The search table device 118 also runs a search table management process 124, which manages the search tables 108 for the search queries. Specifically, the search table management process 124 periodically removes the oldest matching events 110 from each search table 108 so that each search table 108 does not store matching events 110 older than a specified oldness threshold. The search management process 124 also periodically removes the oldest matching events 110 from each search table 108 so that each search table 108 does not store more than a specified maximum number of matching events 110.
The system 100 includes one or multiple new event devices 126, which can each be implemented as one or more discrete computing devices. The new event devices 126 may be the same device as the database device 102. The new event devices 126 may instead be separate, different devices from the database device 102, in which case the devices 126 are communicatively connected to the database device 102. The new event devices 126 continually receive or retrieve log events as they are output by servers and other devices, and loads (i.e., inserts) such new events 106 into the events table 104.
Each entry 114 can include a maximum number 206 of partitions that the search table 108 for the corresponding search query 202 can have; the partition time period length 208 encompassed by each such partition; and the maximum number 210 of matching events 110 that the search table 108 is to store. The search table 108 stores the matching events 110 for a corresponding search query 202 by their loading times in the events table 104 (and not by the loading times when they were loaded in the search table 108). That is, when an event 106 is loaded into the events table 104, this loading time is stored in the events table 104 as well. When an event 106 is retrieved from the events table 104 and inserted into the search table 108, this same loading time is also stored in the search table 108.
The search table 108 for a search query 202 is partitioned over consecutive time periods that are each equal to the partition time period length 208. Each partition stores the matching events 110 that have loading times within the time period to which partition corresponds. The number of matching events 110 in any given partition is variable, since during some time periods there can be more events 106 loaded into the events table 104 that match the search query 202 in question than during other time periods.
Since the maximum number 206 of partitions of the search table 108 is specified, this means that the oldest matching events 110 stored in the search table 108 are no older than the maximum number 206 multiplied by the partition time period length 208. That is, each partition corresponds to a time period having a length equal to the partition time period length 208, which means that the oldest such partition corresponds to the time period that occurred the maximum number 206 of partitions times the partition time period length 208 ago. For instance, if the maximum number 206 of partitions is N, and the partition time period length 208 is ptl, then events 110 older than ptl*N are removed from the search table 108.
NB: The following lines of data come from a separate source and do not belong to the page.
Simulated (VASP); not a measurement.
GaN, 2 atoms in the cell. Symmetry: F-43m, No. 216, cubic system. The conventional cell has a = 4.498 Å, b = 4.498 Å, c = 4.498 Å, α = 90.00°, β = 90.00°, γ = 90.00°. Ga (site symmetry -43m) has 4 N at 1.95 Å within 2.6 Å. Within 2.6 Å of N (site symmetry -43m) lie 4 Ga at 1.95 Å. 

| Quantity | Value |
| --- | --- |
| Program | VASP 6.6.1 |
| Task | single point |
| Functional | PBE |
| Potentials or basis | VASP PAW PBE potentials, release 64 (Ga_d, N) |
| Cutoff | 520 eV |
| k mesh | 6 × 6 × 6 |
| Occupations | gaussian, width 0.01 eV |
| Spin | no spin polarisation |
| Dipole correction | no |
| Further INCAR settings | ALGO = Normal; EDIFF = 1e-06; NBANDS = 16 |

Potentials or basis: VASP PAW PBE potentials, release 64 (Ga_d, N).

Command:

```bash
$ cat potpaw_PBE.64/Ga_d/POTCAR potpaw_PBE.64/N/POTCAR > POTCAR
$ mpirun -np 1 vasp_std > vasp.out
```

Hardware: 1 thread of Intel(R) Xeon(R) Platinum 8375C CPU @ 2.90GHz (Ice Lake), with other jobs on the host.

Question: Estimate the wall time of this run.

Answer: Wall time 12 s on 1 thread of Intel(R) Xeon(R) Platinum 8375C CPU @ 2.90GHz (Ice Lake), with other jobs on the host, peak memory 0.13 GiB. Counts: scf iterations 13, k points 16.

However, since the number of matching events 110 in any given partition of the search table 108 for a search query 202 is variable, this means that specification of the maximum number 206 of partitions does not constrain the total number of matching events 110 that can be stored in the search table 108 at any given time. Rather, the maximum number 210 of matching events 110 constrains how many matching events 110 the search table 108 is to store at any given time. Therefore, once the maximum number 210 of events 110 has been reached, then the oldest events 110 are removed from the search table 108 until the table 108 stores no more than the maximum number 210 of events 110.
The metadata is depicted in the example as being individually stored for each search table 108 insofar as each entry 114 includes the metadata. Therefore, different search tables 108 can have different update intervals 204, maximum numbers 206 of partitions, and so on. However, all the search tables 108 may instead have the same metadata, such that the same update interval 204, maximum number 206 of partitions, and so on, are used for every search table 108. In this case, the metadata is not stored in each entry 114, but rather once in a separate entry within the search query table 112.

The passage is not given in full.